Even as automation becomes more sophisticated, human oversight remains essential. Observability tools must make it easy for CX teams to conduct manual reviews, investigate anomalies, and ensure the system continues to meet quality standards.
Scoring AI agents like human agents
Contact centers have long relied on structured quality assurance programs to evaluate human agents and guide performance improvement. Conversations are reviewed, scored, and used to identify coaching opportunities.
AI agents should be evaluated with the same rigor. A comprehensive scoring framework should assess not only accuracy, but also experience quality.
For example, a conversation might technically resolve the customer’s request but still create unnecessary friction. Perhaps the AI agent asked the customer to repeat information multiple times, or it failed to recognize a conversational cue indicating frustration.
These details matter. Customer experience is shaped not just by whether a problem is solved, but how smoothly the resolution occurs.

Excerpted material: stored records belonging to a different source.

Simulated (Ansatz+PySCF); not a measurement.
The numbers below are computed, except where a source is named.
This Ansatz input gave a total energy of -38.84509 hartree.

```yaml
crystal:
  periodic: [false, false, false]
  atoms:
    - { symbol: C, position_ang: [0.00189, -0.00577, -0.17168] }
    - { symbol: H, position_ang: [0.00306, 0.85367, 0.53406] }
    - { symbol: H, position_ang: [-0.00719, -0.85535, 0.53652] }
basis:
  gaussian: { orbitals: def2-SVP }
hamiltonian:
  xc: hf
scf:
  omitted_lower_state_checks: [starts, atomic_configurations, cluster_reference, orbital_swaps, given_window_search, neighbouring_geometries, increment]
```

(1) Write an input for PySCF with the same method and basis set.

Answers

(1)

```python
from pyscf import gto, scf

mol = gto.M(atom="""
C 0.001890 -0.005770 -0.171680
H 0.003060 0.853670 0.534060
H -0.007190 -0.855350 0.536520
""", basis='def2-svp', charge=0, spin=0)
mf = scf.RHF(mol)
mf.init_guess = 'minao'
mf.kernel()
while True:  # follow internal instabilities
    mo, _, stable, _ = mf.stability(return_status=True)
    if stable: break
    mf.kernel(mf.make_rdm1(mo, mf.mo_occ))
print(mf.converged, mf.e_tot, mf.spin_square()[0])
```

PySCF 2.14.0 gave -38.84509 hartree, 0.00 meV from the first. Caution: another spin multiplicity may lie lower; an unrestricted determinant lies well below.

A holistic scoring model should incorporate factors such as:
- Whether the customer’s goals were achieved
- Whether the agent provided accurate and grounded information
- Whether the conversation flowed naturally
- Whether the customer encountered friction or delays
- Whether the AI escalated appropriately when needed
By assigning a unified quality score to every automated interaction, CX leaders gain a clear picture of how their AI agents are performing across the board.
Low-scoring conversations can then be flagged for human review, allowing teams to identify patterns and make targeted improvements. Over time, this creates a continuous feedback loop that strengthens both the AI system and the customer experience.
Rethinking what success looks like
As AI agents become more capable, the metrics used to evaluate them must evolve as well.
Containment alone cannot capture the complexity of modern automated interactions. It tells you whether the AI handled the conversation – but not whether it handled it well.
A more meaningful evaluation framework focuses on value delivered and experience quality. By measuring goal completion, enforcing strong guardrails, enabling deep observability, and applying comprehensive quality scoring, CX leaders can gain a far more accurate understanding of their AI agents’ performance.
In doing so, they shift the conversation away from simple deflection metrics and toward a more important question:
Is the AI actually making the customer experience better?
When that becomes the standard for success, AI agents stop being tools for reducing workload and start becoming engines for delivering real value—to both customers and the business.